Bluetooth LE Woes

A large part of the difference between a senior engineer and one more junior has less to do with the kind of work that they *can* do, and more with how they do it. When I was starting out, once I understood how to program, there wasn’t really a whole of code that I would have had trouble writing. You could have dropped me in just about at any company and I would have been able to produce the code that was required. The code may not have been pretty, but in the end it would have gotten the job done. This point is one that people outside of the programmers can have difficulty grasping. All they see in the end is the output, so from their perspective, junior programmers are the same as senior programmers, just cheaper.
Once you’ve worked with a number of different engineers and codebases, you’ll start to understand that some code bases are easier to work with, and things seem to behave as expected, while others seem to be difficult. This is one of those feelings that can be difficult to explain or quantify (or predict), but as you get even more experience, you begin to be able to predict these things.

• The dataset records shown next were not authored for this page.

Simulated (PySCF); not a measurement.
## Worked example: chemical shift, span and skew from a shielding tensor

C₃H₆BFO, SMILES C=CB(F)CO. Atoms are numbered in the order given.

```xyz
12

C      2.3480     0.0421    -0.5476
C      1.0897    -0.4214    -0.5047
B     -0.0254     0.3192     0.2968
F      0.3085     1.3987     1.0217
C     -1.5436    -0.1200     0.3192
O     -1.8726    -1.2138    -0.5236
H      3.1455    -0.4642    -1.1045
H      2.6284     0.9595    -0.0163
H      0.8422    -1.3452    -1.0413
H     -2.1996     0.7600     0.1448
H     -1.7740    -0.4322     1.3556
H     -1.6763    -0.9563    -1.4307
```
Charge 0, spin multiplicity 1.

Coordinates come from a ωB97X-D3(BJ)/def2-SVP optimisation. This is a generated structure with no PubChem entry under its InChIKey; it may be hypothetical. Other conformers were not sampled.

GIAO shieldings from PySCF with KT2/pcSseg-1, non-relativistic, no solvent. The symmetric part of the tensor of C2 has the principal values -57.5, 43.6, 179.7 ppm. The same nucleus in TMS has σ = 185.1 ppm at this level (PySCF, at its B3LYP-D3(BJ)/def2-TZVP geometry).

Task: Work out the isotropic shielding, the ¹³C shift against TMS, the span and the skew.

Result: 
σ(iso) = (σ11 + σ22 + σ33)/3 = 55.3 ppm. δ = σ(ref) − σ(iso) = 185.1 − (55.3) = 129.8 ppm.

One of the reasons that some code bases are easier to work with than others is predictability. You remember one of the first applications you wrote? Have you ever worked with a code base where every change seems to result in 100 bugs that you have to work through? When you finish that feature, and everything seems to be running just right, and someone asks for “one more change” and it all falls apart again? That’s a lack of predictability. Some of you may have had the opposite experience. Where you work with a code base, and every feature that is requested seems to just fall into place? It doesn’t mean that the work you did was any easier, but you spent less time trying to figure out how to make it do what you expect, and more time writing the code people expected of you. That’s the difference between good code and bad code.
Recently I’ve been working with Android and the Bluetooth Low Energy (BLE) libraries, and it is a perfect example of this. At first glance, it’s not that difficult (the BLE spec is a little obtuse, but that’s a different problem). You take the example code, and play around with it, and it seems to work. When you use the BLE library on Android, all of the calls are asynchronous. This means that I make a request of the device (like turn on an LED) and give it a callback function, and some time later the light turns on (or doesn’t) and it calls my function to tell me the action is complete. I made a number of different tests, like connecting to the device, or turning on a light, and everything seemed to work. Then I started working on my actual implementation, where I connected to the device, activated some features, and turned on a light. Sometimes it would connect, sometimes it wouldn’t. Sometimes the light would turn on, sometimes not. I couldn’t figure it out, this was the same code! Why was it not working? So I looked at the documentation, and it said every function will tell you where it fails. So I checked the return value of every function. They all succeeded. And still, my light wouldn’t turn on consistently. I was now several days into this mess, and I wanted to throw my computer at the wall. I finally found a comment deep in some forum thread that someone made, and voila, it had the answer. It ends up that on Android, when you make a request of BLE, it calls you back after some period of time. However, if you make a *second* request before the first one has completed, it will tell you that everything worked, but you will only get one of the callbacks. On some level, this makes sense. This is true for *every* request though. If I connect to the device, I have to wait for the callback before making *any* other requests. If you write a value, you have to wait until that write is complete before making *any* other requests. This isn’t a requirement that is documented, the function won’t tell you it failed (even though it claims to tell you whether a request succeeded or not), and it isn’t enforced by the API (you aren’t required to even give a callback function, if you don’t want to be notified. Just don’t make any other requests until you should have been notified).
This problem is particularly insidious because it gives you the impression that it works. If you make only single requests, or your requests are delayed (say, by waiting for user input), then it works. Make 2 requests in a row, and boom! Your application stops working. The end result? I spent a week working on my app, getting frustrated, trying to figure out why it wasn’t doing what it was supposed to. This is with new hardware, so it wasn’t clear if I was calling out to the hardware wrong, if the hardware was buggy, or if maybe my code was broken. The one thing I didn’t expect was that the platform I was running on would lie to me. This is on a store bought production device, nothing weird or out of the ordinary running.
That is the difference between code written by a good engineer and a bad one. Both will let you make calls to the API, and both will work. On both of them, all the examples work, and the documentation is identical. In one world, I would call the API, and it would blow up if I do something wrong. Or tell me it failed. It would do *something*! And in the other, it fails silently and wastes roughly a week of my time. Multiply this times anyone who I’m blocking, and you can easily waste a man-month in a matter of days.